For seven centuries prior to the revolution in our own day, Kyoto was the capital of the Mikados. Here they lived like gods behind a veil, only penetrated by the hierarchy: they never left the palace gates except in a closed palanquin: they added little but tombs to the city, and their tombs were never shown. But the Shoguns, who ruled in their name, and others great in the land, adorned Kyoto with some of the greatest and most interesting temples in Japan, such as the temples of the Gold and Silver Pavilions, the two Hongwanji temples, the temple of the Thirty-Three Thousand Images, and the chief temple of Inari the Goddess of Rice. And it being the ancient capital, we found the city full of old prints and curios, and the old-fashioned pleasure resorts of Japan.

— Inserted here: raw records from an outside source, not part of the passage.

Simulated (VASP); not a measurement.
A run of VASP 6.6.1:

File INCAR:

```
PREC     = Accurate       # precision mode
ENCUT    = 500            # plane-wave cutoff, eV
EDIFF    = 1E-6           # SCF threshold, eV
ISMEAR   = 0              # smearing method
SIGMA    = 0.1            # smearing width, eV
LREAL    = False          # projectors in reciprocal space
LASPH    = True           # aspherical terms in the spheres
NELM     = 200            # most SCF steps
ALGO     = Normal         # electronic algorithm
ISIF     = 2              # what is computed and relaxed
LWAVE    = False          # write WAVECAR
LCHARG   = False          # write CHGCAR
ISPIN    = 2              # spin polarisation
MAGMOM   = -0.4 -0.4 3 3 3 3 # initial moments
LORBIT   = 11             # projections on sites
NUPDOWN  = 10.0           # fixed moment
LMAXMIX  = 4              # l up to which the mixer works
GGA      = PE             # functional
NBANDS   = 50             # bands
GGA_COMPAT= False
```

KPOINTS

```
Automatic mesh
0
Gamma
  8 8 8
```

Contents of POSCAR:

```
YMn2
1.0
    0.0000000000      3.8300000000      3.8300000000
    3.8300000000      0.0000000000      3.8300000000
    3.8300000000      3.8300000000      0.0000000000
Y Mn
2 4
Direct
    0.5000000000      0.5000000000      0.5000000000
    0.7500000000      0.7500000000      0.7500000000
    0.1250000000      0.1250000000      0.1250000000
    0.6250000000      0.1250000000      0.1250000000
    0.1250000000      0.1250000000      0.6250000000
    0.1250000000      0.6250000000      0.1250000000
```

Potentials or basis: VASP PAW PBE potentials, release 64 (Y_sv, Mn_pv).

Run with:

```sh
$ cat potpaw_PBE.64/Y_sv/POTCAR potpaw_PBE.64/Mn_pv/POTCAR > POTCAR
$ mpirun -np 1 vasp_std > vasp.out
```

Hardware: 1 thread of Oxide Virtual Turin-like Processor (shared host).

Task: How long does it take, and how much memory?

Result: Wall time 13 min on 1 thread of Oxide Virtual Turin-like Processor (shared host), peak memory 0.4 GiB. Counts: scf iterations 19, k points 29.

Kyoto was a city of the pleasure-seeker of old time, as capitals are wont to be. It has wonderful tea-houses in the city; its temple grounds are like permanent fairs; and within a rikisha drive is Lake Biwa, one of the most exquisite lakes in the world, whose shores exhibit the chefs d’œuvres of the Japanese landscape-creator. Nothing could be more exquisite than the temple grounds on the shores of Lake Biwa.
Of the many old-time festivals of Kyoto, the most famous survival is the Miyako-odori, or cherry-blossom festival, held every year, when visitors flock to Kyoto to see the cherry-groves in full blossom. The feature of the festival is a wonderful ballet, for which the best dancers in Japan gather in Kyoto. Even the Duke and Duchess of Connaught came to Kyoto for it, when they were in Japan. We stayed for a long time at Yaami’s when they were there, and when the Duke learned from Colonel Cavaye, his private secretary, that I was a journalist, he gave me permission to accompany his party to any function or expedition which I wished to describe. The most interesting of them was the shooting of the rapids of the Katsuragawa, some miles from Kyoto, where thirteen miles of cataracts are negotiated in huge punts, built of springy boards. As we were buffeting down the rapids, the Duke told me that our present King, then Prince George of Wales, had said that shooting those rapids, and the baths of Miyanoshita, where you have natural hot water in wooden boxes sunk in the floor, were the two best things in the world.
In Kyoto, an antique city on a broad plain, embosomed in hills, capped by temples, one has the very essence of old Japan. We stayed there a long time, absorbing an atmosphere which may soon pass away, never to return.
Within a day’s rikisha drive of Kyoto is Nara, with its thousand-year-old treasury of the most notable possessions of the Mikados, and its glorious temples, and its sacred deer-park, and its acres of scarlet azalea thickets.
We visited all; we visited the two great cities of Osaka and Nagoya, with their magnificent castles, and Kamakura, with its gigantic Buddha and its ancient monasteries. We visited all the most famous cities and points of scenery in Japan; and the pleasure of our visit was heightened by our going away to China for six weeks in the middle of it, because when we came back our eyes were far keener to observe and to appreciate, while we had the knowledge acquired in our former visit to guide us.
We were truly sorry to leave Japan. I should be quite content to be living there still; but if we had remained there, Japan would not have taken its part in my development as a writer, for though I should doubtless have compiled a book or books about Japan, they would have been sent home as the productions of an amateur, and very likely have had such difficulty in finding a publisher that they would have been brought out in some hole-and-corner way, instead of my selling The Japs at Home in the open market, and thereby laying the foundation of my career as a travel-book writer.
Japan supplied me with the material for several books, not counting the handbook which I wrote for the Club Hotel—A Japanese Marriage, next in point of sales to The Japs at Home; Queer Things About Japan, which sold best of all my books in guinea form; More Queer Things About Japan, which I wrote with Norma Lorimer; When We Were Lovers in Japan, a novel which was originally published under the title of Playing the Game; and Pictures of Japan; while I have written countless articles and short stories about the country.
I had almost forgotten that I had a book—my Lester the Loyalist—published in Japan. Though it only contained about twenty pages, it took two months to print. How the result gratified me, I wrote in The Japs at Home.
“I forgot all the delays when I saw the printed pages, they were so beautiful, and really, considering that Mr. Mayeda was the only man in the establishment who could read a word of English, the printing was exceedingly correct. The blocks had turned out a complete success, though, of course, the proofs of the covers did not look as well as they would when mounted and crêped.